And yet, while we no longer credit Reason or Nature as transcendent entities, we can’t help but appeal to them whenever there is a disagreement over right or wrong. We argue about the “reason” for government (to redistribute wealth, or to guarantee equal justice and opportunity for all?); we proclaim the “nature” of man himself (innately endowed with inalienable rights and liberties–wherefore the institution of slavery was wrong). And so too do we have every justification and duty to ask, What is the “Reason” and “Nature” of marriage?

To this question, the proponents of same-sex “marriage” have as yet offered no response—other than, that is, that the reason for the institution of marriage is to extend Charter “rights” to political minorities, or to accommodate itself to the most current of our changing moral fashions. But the first “reason” is purely extrinsic to marriage itself, and the second would have made our old sages laugh. If an institution has a “nature” (i.e., an intrinsic meaning), it is up to us, and our inconstant moral codes, to accommodate it, and not the other way around.

It is easy to see why the question has had to be evaded: the traditional answer to it is too compelling. As everyone knows, the natural raison d’etre of marriage is the engendering of offspring–on which the perpetuation of the species depends–, and their upbringing in the most stable and salubrious environment possible. Alas, in the matter of the perpetuation of the species, Nature has not been kind to homosexuals. They are uniquely unqualified for it. Certainly, they can resort to heroic (unnatural) methods to repair this deficiency—borrowing some sperm here, renting a womb there, as the case may be. But why on earth would the state want to consecrate and encourage such an arrangement?

For well over a century, we have been painfully aware of the psychological and social injuries suffered by young children growing up without fathers or mothers. Nor can the doubling of one conceivably compensate for the absence of the other. Every new-born child is the recipient of male and female psychic inheritances, whose successful integration into the human personality depends upon the nurturing of parents of both genders.

The adolescent anxieties and psycho-pathologies incubated in motherless or fatherless circumstances are already familiar enough from our experience with the children of divorce, and those who, having been conceived out-of-wedlock, are raised by single parents, or consigned to foster homes or state orphanages. As social progressives invariably remind us (when it advances their political agenda), growing up in a broken home is the single most reliable predictor of failure and misery in every aspect and phase of life. It is a consistent factor in higher than average incidences of school drop-outs, of juvenile delinquency, teen pregnancy, drug and alcohol abuse, marital breakdown, mental illness, poverty, and incarceration.

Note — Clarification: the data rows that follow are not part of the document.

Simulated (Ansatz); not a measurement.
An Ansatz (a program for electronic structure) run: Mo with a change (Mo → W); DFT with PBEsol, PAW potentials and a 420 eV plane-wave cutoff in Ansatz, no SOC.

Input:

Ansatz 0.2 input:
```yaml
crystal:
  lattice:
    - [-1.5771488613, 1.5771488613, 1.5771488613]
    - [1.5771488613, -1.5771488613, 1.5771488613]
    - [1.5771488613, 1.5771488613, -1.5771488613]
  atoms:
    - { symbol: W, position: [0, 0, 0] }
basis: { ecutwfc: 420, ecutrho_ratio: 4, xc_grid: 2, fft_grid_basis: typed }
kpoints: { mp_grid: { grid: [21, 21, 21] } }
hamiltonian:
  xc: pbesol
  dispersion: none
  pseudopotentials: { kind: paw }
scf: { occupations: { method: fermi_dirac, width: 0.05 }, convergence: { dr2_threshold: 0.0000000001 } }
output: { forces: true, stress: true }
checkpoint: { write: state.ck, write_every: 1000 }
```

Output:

These are unfortunate eventualities, which any society without a death wish has an obligation to forestall. Save, apparently, in the case of same-sex “marriage”, where the state finds it desirable to create new opportunities in which they might—or rather, must—breed. It’s no coincidence that same-sex “marriage” is probably the only piece of legislation that politicians did not have the nerve to introduce with the oleaginous phrase, “for the children”.

 

The Death of English…Grading Relatively…The Beauty of Spring…

We applaud the efforts of Pope Benedict to revive the Latin Mass. But he does not go far enough. At Priceton.org, we encourage the revival of Latin, period. As for the revival of English, in either written or spoken form, we are much less hopeful.

Let’s face it. Grammatical English is dead. It was run over by the pedagogical juggernaut of the 1960’s, and it’s been rotting on the shoulder of society ever since. It’s time to pick up the stinking carcass and bury it.

*****

Grade inflation is like the weather: everybody complains about it but no one is willing to do anything. Actually, the word “inflation” hardly does justice to the problem. Inflation means that the price of a commodity is increasing whereas its intrinsic value remains the same. But in skule, “prices” have been going up even as value has been plummeting. For the past half-century, every new class of undergraduates has come to university with a slightly more perfunctory acquaintance with the intellectual and cultural patrimony of the West, a diminished aptitude for independent thinking, and ever deteriorating literary skills; and each new class has transited with more exalted grades. Quite a trick. The only political regimes that have managed to achieve that kind of inflation have been those that manufactured Ladas and Yugos, every year’s model worse than the last, and at a cost of five years’ wages.

Today, even if, say, the best essay in the bunch is less articulate than the monster in Mel Brooks’ Frankenstein, you are more or less expected to give it an A. It’s called grading relatively. Some years ago, having received a particularly fetid batch of papers, I submitted grades ranging from C+ to D-. (I thought I was being generous; there ought to have been several F’s, but not even I can resist the invincible Zeitgheist of self-esteem.) An avuncular colleague in the English Department reminded me that this was the twenty-first century, after all. Following a little sermon fecund with phrases such as “disadvantaged minorities”, “broken families”, “urban poverty”, the “Harris government’s underfunding” (of everything), he suggested that I ought to re-evaluate students relative to the class as a whole. “Relative to the class as a whole, the essays ranged from bad to execrable”, I replied. For some reason, this response did not satisfy him.

*****

All the signs are there that spring has finally arrived in Toronto. The tulips are on display; so are the disjecta of the returning Canada Geese; Nature has removed the snow from the side streets, redeeming Mayor Miller’s perennial promise; the punks in their tarted-up Honda Civics have their stereos cranked up and their windows down, deafening entire neighbourhoods rather than just themselves; the Leafs have just fired their coach; and, with the advent of the warmer weather, the national strip-athon is well underway.

While heading to class the other day in the Subaru Deforester, I happened to tune into the Commodities Report on the radio. Something about pork backs and bellies—either a shortage or a glut, I think. As I stepped out of the car, I was visually inundated by the annual tsunami of female corpulence as it heaved and crested between low-slung jeans and shrunken tee-shirts. The half-understood words of the Commodities Report came back to me. And I wondered in kind, Is there a worldwide shortage of mirrors?